Interesting times

Interesting times

‘May you live in interesting times’

This phrase, often repeated, is supposedly a translation of an ancient Chinese curse (although there is no actual record that is so, according to the research I did). Its meaning is ambivalent. If it’s apparently attractive to live in interesting times, it’s also expected to be more difficult, at least compared to less troubled times. An interesting time for some may not be so for everyone. And usually it’s not.

At my age, in the midst of thousands of doubts and questions that fill my head, and without making major futurology, I know several things: I know I'm not going to win the Pritzker Prize1, that I have even less chance of winning the lottery and that I won't solve the problems of the world or, decisively and completely, change it for the better. I know that when I'm dead (hopefully many years from now) the trace of my passage through the world will fade until some day no one remembers me, not even the descendants of my descendants.

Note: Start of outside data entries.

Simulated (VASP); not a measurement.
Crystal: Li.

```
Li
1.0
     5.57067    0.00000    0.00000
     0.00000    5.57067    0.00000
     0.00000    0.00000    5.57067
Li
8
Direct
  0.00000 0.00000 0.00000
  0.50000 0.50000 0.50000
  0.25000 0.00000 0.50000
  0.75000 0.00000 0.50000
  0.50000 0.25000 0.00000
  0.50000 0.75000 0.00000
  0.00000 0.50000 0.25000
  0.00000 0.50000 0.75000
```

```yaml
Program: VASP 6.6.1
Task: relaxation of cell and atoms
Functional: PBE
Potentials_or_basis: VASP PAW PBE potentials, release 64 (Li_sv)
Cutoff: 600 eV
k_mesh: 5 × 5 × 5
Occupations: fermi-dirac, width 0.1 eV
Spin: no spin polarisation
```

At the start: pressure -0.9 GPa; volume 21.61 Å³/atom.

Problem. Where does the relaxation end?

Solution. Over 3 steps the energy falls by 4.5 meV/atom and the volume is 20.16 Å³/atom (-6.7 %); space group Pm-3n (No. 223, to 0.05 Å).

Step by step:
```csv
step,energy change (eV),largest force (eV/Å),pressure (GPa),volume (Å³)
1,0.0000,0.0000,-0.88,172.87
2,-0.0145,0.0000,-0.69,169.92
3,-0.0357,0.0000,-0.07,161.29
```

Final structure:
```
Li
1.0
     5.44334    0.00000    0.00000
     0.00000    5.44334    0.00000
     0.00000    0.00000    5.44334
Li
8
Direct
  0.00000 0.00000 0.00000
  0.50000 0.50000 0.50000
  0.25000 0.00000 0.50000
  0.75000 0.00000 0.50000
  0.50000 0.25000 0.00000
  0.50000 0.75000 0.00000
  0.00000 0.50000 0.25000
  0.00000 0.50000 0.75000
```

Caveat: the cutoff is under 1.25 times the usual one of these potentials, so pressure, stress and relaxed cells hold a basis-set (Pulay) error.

But I also know that while I'm here, I can influence and even change the lives of some people, obviously apart from those that are close to me. It’s in my power to inspire and improve the lives of people who enjoy what I do best – to think and change the space in which they live. That's what I do for a living and that's how I would like to end my days. An architect does not reform. Partly because, with few exceptions, he doesn’t earn enough money to do so, partly because that’s what he likes to do and can’t imagine doing anything else. And also because it is a profession on which one gains with age. One gains experience, consistency and maturity. One can lose physical freshness, wit and fail to be always on the cutting edge, but our works gain depth and thickness and have certainly fewer mistakes.

In architecture, while there is clear thinking, age is an asset. Much of the most acclaimed architectural production of my most famous colleagues is from a time when they had already entered the so-called maturity. And there are examples like Brazilian Oscar Niemeyer that, with 102 years, continues to exercise the profession.

We are probably living the more complicated economic crisis that those of us who are in working age have ever known. We have studied the great crises in history that our country and even the world had, but have no notion of what is to live them. They seem us to be remote events, always evaluated by a distanced perspective, either by time or space.

Architecture, like many other activities, is suffering with these hard times. Orders declined, customers are retracted, the credit which they usually use dramatically complicated, own home buying almost stagnated and we await decisions to move forward with projects that were already seemingly guaranteed.

I think there are some keywords that we should keep in mind to survive these times: flexibility, persistence, imagination, determination and hope.

Adaptability because we can’t continue to think like we have done until now. We have to look for the opportunities that exist and are necessarily different from what we have known. With the changes that new technologies have brought to the way we live, work and communicate, much of what we were taught or take for granted is obsolete. We must adapt to the new reality, look for our space, find our audience. Also because there is evidence that in times of great crisis there are always great opportunities. The problem is "only" to find them.

Persistence because the path is not easy and not without disappointments. We can't let a timely disappointment to become a permanent failure.

Imagination to the extent we must seek inspired, different solutions to counter the adversity. In everyday life or in the projects we do, we actually must able to make more with less.

Determination because in addition to being persistent we have to define goals and fight hard to get to their achievement. Making the impossible possible and try to get our dreams materialized. And be prepared to work, work, work.

Hope because we must realize that what we experience is necessarily transitory. Portugal has almost 900 years of existence and survived to much worse crisis, after all. And yet here we are after so many problems. And because if we lose hope, the ability to dream, everything becomes more difficult, dark and painful. And boring.

Because, for better or for worse, we actually live in interesting times.

Note 1: The Pritzker Prize is the most important award that an architect can aspire, often called "the Nobel of architecture." It has been attributed to the Portuguese architects Alvaro Siza Vieira (1992) and Eduardo Souto de Moura (2011).